Seller’s life advanced but problems still existed, there was now an influx of money working a good job for ESPN. But money meant material things, cars and nightlife which led to continued drinking and then cocaine. Money from a high profile job at ESPN made it much easier to fill Seller’s personal voids.
After six years in Connecticut and numerous arrests to his name, things hit a wall. A lawyer couldn’t save him anymore and without help he wouldn’t be able to help himself. But prison didn’t do the trick as one might think; it wasn’t incarceration per se, or the horrors of concrete confinement. He finally figured something out and it just took longer than most people. Spending thirty days there - five in a holding area, surrounded by men far more dangerous than him, and the remaining twenty five in a minimum security prison, something happened that he finds it difficult to explain to people.
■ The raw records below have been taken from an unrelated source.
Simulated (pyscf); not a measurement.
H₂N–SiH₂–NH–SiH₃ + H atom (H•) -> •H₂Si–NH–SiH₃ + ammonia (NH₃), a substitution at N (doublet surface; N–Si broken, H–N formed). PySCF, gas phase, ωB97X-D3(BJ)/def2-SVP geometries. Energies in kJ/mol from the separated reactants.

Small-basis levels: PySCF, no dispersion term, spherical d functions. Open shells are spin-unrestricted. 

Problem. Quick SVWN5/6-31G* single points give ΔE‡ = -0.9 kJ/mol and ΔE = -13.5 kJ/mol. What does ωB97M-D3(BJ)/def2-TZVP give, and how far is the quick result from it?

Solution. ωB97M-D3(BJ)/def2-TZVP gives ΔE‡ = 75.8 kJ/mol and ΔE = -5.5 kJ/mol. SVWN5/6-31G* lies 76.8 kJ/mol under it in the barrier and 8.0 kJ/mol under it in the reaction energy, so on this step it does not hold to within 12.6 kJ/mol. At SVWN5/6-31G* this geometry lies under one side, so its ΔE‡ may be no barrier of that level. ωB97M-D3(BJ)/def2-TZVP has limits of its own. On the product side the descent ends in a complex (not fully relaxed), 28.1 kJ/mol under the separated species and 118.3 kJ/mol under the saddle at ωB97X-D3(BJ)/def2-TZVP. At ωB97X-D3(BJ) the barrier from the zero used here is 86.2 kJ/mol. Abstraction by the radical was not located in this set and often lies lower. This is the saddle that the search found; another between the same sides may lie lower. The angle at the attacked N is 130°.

“I’m laying in bed one night on the top bunk and the roof is only about eight inches off the top of my nose. I’m laying there basically the same person I’ve been for the last twenty years, very sad and depressed and confused and really not thinking about anything but how much it sucks to be locked up. And I’m staring up at the ceiling and some dude had written a circle on the ceiling and laying there staring at the circle but it was like somebody flipped a fuckin’ switch. And all of a sudden it dawned on me that the problem was not the world, that the problem was me, and how I see the world. And I know that sounds like a really simple thing and I think most adult people know that, that how you view the world is how good or how bad your life can be. That was the first time that had ever dawned on me.”
He pauses and looks straight ahead, thinking hard about his next sentence and then smiles.
“I woke up the next day it was like I was walking around in a new skin.”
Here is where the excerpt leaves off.